Erik Von Kuehnelt-Leddihn - Life

Life

Kuehnelt-Leddihn was born in Austria. At the age of 16, he became the Vienna correspondent of The Spectator. From then on, he wrote for the rest of his life. He studied civil and canon law at the University of Vienna at the age of eighteen. From there, he went to the University of Budapest, from which he received an M.A. in economics and his doctorate in political science. Moving back to Vienna, he took up studies in theology. In 1935, Kuehnelt-Leddihn travelled to England to become a schoolmaster at Beaumont College, a Jesuit public school. Subsequently he moved to the United States, where he taught at Georgetown University (1937–38), Saint Peter's College, New Jersey (head of the History and Sociology Department, 1938–43), Fordham University (Japanese, 1942–43), and Chestnut Hill College, Philadelphia (1943–47). In a 1939 letter to the editor of the New York Times, Kuehnelt-Leddihn critiqued the design of every American coin then in circulation—except for the Washington quarter, which he allowed was "so far the most satisfactory coin"—with the Mercury dime judged to be "the most deplorable".

After publishing books like Jesuiten, Spießer und Bolschewiken in 1933 (published in German by Pustet, Salzburg) and The Menace of the Herd in 1943, in which he criticised the National Socialists as well as the Socialists directly or between the lines, he could not return to Nazi-occupied Austria.

After the Second World War, he resettled in Lans in Tyrol where he lived until his death. However, he was an avid traveler: he had visited the USSR in 1930–31, and eventually traveled to every state in the United States.

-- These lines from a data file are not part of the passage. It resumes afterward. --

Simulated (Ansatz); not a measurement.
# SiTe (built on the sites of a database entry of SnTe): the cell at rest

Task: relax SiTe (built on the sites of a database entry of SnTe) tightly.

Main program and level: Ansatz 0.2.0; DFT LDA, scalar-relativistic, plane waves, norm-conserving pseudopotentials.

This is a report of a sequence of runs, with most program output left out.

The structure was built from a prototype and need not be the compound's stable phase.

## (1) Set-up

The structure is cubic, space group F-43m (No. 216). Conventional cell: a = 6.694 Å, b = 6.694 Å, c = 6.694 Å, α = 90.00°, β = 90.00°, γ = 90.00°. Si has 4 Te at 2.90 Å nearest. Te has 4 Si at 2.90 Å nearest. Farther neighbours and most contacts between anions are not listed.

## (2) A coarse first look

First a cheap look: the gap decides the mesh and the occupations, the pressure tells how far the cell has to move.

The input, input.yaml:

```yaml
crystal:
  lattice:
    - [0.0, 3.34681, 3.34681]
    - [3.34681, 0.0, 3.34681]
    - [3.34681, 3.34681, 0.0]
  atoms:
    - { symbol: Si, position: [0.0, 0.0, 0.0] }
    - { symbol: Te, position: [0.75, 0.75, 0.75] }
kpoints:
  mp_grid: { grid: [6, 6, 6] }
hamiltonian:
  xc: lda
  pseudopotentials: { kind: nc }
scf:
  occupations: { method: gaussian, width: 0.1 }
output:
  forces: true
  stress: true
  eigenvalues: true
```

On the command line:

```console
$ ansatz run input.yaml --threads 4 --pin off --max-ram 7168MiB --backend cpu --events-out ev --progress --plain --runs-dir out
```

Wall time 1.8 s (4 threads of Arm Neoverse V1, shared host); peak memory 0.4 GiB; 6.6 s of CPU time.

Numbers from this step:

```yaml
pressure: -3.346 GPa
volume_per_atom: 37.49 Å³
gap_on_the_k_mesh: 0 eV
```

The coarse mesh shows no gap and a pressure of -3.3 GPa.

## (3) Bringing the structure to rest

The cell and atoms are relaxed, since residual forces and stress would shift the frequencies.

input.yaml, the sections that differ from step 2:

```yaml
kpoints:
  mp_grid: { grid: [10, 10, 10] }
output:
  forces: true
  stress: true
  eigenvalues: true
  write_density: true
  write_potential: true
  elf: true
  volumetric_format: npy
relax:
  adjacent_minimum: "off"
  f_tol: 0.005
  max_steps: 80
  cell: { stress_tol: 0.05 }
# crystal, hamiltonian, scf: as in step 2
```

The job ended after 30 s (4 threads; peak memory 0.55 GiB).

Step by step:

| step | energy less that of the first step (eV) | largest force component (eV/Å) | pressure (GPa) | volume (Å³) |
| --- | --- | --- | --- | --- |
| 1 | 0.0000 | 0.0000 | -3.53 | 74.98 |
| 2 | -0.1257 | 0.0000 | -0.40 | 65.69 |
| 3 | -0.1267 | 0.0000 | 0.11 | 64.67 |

Kuehnelt-Leddihn wrote for a variety of publications, including Chronicles, the Rothbard-Rockwell Report, Catholic World, and the Norwegian business magazine Farmand. He also worked with the Acton Institute, which declared him after his death "a great friend and supporter," and was an adjunct scholar of the Ludwig von Mises Institute. For much of his life, Kuehnelt was also a painter; he illustrated some of his own books.